10 Things You Didn’t Know About Gay Travel


The results of an annual Gay and Lesbian Travel Survey have just been released, courtesy of the San Francisco-based Community Marketing, Inc. And while some of the results will be less-than-shocking (gay New York City gets high scores, as does gay Miami and gay New Orleans), there are still a few surprises in the 40-page report (plus it’s a good read). The 16th annual survey of its kind analyzes online responses from more than 6,700 U.S. residents and 540 Canadians, completed between September 20 and October 31, 2011.

“At first the survey was to build the industry, to show travel companies the strength of gay and lesbian travel spending,” notes David Paisley of CMI. “That message has been well received, as nearly every major travel company and destination now has an LGBT marketing strategy. Today, the study is to better inform our clients about changing patterns within a more mature LGBT travel industry.” Based on this survey and Department of Commerce tourism statistics, CMI estimates that gay and lesbian tourism generates more than $65 billion a year in the U.S. alone. Herewith, some of the more interesting findings of this year’s survey:

1. Economy be damned! Overall, the gay and lesbian community reported more trips in the past 12 months, while travel had been down in the past two years’ surveys. Both men and women took an average of more than three leisure trips in the past year.

 2. Still, gay travelers like saving money, too. More LGBT travelers call themselves “economy/budget travelers” than “luxury travelers” (though the mid-range market is still the largest). And high percentages of gay men said that discount-laced LGBT hotel packages were motivating factors when choosing accommodations (not so much for lesbians).

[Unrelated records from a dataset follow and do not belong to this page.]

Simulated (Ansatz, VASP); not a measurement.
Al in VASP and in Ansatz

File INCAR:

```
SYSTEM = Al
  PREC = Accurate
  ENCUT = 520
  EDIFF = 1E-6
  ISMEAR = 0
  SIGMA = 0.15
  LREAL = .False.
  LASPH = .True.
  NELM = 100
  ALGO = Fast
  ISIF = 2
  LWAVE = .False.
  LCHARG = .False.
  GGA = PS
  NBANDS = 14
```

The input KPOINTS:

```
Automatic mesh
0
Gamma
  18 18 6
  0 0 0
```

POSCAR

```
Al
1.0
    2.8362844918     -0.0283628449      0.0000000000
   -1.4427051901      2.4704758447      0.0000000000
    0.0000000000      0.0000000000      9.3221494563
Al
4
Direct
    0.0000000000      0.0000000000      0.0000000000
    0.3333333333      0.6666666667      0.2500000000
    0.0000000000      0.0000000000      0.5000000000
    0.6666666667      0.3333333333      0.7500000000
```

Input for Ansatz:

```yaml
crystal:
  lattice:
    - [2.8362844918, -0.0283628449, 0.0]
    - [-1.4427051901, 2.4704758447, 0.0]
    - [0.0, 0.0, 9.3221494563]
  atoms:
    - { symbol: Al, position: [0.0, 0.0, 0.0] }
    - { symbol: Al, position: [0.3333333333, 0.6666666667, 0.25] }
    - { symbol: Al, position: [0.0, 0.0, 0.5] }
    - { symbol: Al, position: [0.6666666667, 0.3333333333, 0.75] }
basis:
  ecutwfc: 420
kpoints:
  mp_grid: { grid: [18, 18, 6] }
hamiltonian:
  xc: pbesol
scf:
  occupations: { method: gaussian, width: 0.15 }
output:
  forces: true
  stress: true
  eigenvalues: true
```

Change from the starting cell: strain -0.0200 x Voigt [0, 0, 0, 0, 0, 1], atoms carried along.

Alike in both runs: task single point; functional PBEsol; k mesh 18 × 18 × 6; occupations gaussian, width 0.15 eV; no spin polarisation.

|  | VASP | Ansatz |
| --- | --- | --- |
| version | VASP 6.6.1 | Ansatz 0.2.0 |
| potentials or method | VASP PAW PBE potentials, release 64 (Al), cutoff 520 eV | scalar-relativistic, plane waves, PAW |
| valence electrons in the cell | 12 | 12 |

3. Kids rule. Once gay globetrotters become parents, the importance of “family-friendly” trumps “gay-friendly” when planning getaways.

4. Anti-gay, stay away? Not always. Only about one third of gay men and lesbians avoid destinations with anti-gay laws, indicating that destination boycotts are not so effective (though corporate boycotts are, according to CMI focus groups). More of a deterrent to those surveyed are recent reports of gay bashings—though the two considerations are often intertwined.